The Italian government agreed last month to dispatch a naval mission to assist the Libyan coast guard with anti-smuggler patrols. Hundreds of thousands of rescued asylum-seekers, many of them fleeing poverty in Africa, have been brought to safety in Italian ports in recent years.

The government also has pressured rescue groups to sign on to rules that would forbid them from entering Libyan waters to save migrants without specific authorization and require them to agree that armed Italian judicial authorities may board their ships.

Italy is requiring groups operating rescue ships to subscribe to the rules else or risk not being allowed to dock in Italian ports. Doctors Without Borders has refused to endorse the rules, while some other humanitarian groups have given their approval.

Critics of the new policies say they could put lives at risk by delaying rescues in Libyan waters. They also contend that if the Libyan coast guard blocks smugglers’ boats, migrants will be returned to inhumane conditions, including beatings and forced labour, in Libyan detention centres.

“If humanitarian ships are pushed out of the Mediterranean, there will be fewer ships ready to aid persons before they drown,” Doctors Without Borders Italy President Loris De Filippi said in a statement. “And whoever doesn’t drown will be intercepted and brought back to Libya, which we know to be a place of absent legality, arbitrary detention and extreme violence.”

A Spanish humanitarian group, Proactiva Open Arms, said the Libyan coast guard ordered its rescue ship to move north and fired warning shots last week when the vessel was involved in search-and-rescue work outside of Libyan territory.

Humanitarian groups have had ships monitoring the Mediterranean Sea outside of Libya’s territorial waters to help rescue migrants from smugglers’ boats in distress. The Italian coast guard co-ordinates the rescues, including those conducted by naval vessels from other European countries.

Anti-migrant sentiment has been rising in Italy, where newcomers from Africa and the Middle East are being blamed for crimes.

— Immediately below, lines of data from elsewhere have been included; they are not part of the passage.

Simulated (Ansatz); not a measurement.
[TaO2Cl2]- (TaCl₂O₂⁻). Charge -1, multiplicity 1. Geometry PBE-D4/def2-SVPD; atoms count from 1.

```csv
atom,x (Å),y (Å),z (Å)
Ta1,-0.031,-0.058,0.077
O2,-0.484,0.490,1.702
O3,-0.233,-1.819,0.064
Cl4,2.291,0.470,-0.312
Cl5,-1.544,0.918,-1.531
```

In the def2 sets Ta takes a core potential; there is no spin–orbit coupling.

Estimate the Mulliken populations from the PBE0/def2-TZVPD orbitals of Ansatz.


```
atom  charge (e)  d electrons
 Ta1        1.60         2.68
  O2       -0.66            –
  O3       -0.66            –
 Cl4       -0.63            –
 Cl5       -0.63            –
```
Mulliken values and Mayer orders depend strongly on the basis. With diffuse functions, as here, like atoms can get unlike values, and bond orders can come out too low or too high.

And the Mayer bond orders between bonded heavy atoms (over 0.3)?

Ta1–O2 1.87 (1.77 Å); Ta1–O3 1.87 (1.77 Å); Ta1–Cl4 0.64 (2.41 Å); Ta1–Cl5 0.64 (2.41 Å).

Italian news agency ANSA reported Saturday that Italian authorities have issued an arrest warrant for a Somali man who had applied for asylum in Sicily. The asylum-seeker was identified as one of some 50 Somalis wanted for the 2011 hijacking of an Italian oil tanker off the coast of Somalia.

ANSA said the man’s fingerprints matched ones taken from the hijacked tanker. The ship’s 22-person crew was held for ransom for several months. ANSA, citing court documents, said $11.5 million was paid for the ship’s release.